Rani Jha – [2023] 150 taxmann.com 220 (Article)

With an aim to strengthen the regulatory norms and address corporate governance issues relating to RPT, SEBI has broadened the spectrum of related parties in SEBI (Listing Obligations and Disclosure Requirements) regulations 2015 vide its notification SEBI/LAD-NRO/GN/2021/55 also called as Securities and Exchange Board of India (Listing Obligations and Disclosure Requirements) (Sixth Amendment) Regulations, 2021. The amendments were mostly recommended by the Working Group constituted by SEBI in November 2019 comprising members from the Primary Market Advisory Committee (PMAC).

These amendments are made applicable in a phased manner coming into effect from 1st April 2022 and 1st April 2023 respectively.

We are substantially covering here the amendment which shall be applicable from 1st April 2023 keeping in mind the changes done w.e.f. 1st April 2022 w.r.t. Change in definitions, thresholds of material transactions, enhanced role of Audit committee, Shareholders’ Approval on RPT and stock exchange disclosures along with the rationale behind this paradigm shift in the RPT approval and disclosures requirement.

1. Definition of Related Party

Regulation 2 (1) (zb): all parties covered under section 2(76) of the Companies Act 2013 or under the applicable accounting standards.

However, SEBI vide its notification SEBI/LAD-NRO/GN/2021/55 has introduced deeming fiction in the definition of related party resulting in the inclusion of promoters in the arena of Related Party in order to ensure appropriate disclosure.

Accordingly, the following parties shall be deemed as related parties in accordance with the aforesaid amendment;

  1. any person or entity forming a part of the promoter or promoter group of the listed entity; or
  2. any person or any entity holding equity shares :

(a) of 20% or more; or

(b) of 10% or more, w.e.f. 1st April 2023

in the listed company either directly or through its beneficiaries as mentioned under section 89 of the Companies Act 2013 at ANY TIME during the immediate preceding Financial Year.

Exceptions: Units of Mutual funds which are listed on the Stock exchange are exempted from the aforesaid definition.

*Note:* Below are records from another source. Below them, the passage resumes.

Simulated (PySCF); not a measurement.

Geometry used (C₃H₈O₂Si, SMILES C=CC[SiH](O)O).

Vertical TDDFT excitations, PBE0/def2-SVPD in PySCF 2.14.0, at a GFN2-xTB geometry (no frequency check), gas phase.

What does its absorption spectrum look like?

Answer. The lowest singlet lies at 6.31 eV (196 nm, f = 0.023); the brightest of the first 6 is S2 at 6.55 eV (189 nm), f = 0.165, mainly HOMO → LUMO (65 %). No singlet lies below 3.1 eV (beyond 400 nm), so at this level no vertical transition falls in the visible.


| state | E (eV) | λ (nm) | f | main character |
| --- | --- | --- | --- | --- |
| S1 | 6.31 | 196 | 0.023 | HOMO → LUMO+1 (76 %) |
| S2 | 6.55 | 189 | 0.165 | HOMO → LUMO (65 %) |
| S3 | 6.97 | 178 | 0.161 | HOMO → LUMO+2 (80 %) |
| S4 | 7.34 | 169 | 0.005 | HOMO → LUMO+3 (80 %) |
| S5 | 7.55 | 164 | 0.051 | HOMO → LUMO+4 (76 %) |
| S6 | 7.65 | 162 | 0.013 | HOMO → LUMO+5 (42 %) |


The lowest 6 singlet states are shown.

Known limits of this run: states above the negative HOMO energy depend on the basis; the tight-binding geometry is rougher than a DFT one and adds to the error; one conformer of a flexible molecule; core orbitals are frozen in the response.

Rationale behind the amendment:

  1. SEBI ICDR 2018 defines a “promoter” as a person who has control over the affairs of the issuer, directly or indirectly whether as a shareholder, director or otherwise or in accordance with whose advice, directions or instructions, the board of directors of the issuer is accustomed to act. Further, a significant percentage of Indian businesses are structured as intrinsically linked group entities that operate as a single economic unit, with the promoters exercising influence over the entire group. Thus, the promoter or promoter group may exercise control over a company irrespective of the extent of shareholding.
  2. There is also a possibility of a shareholder not being classified as a promoter but may be exercising influence over the decisions of the listed entity by virtue of shareholding.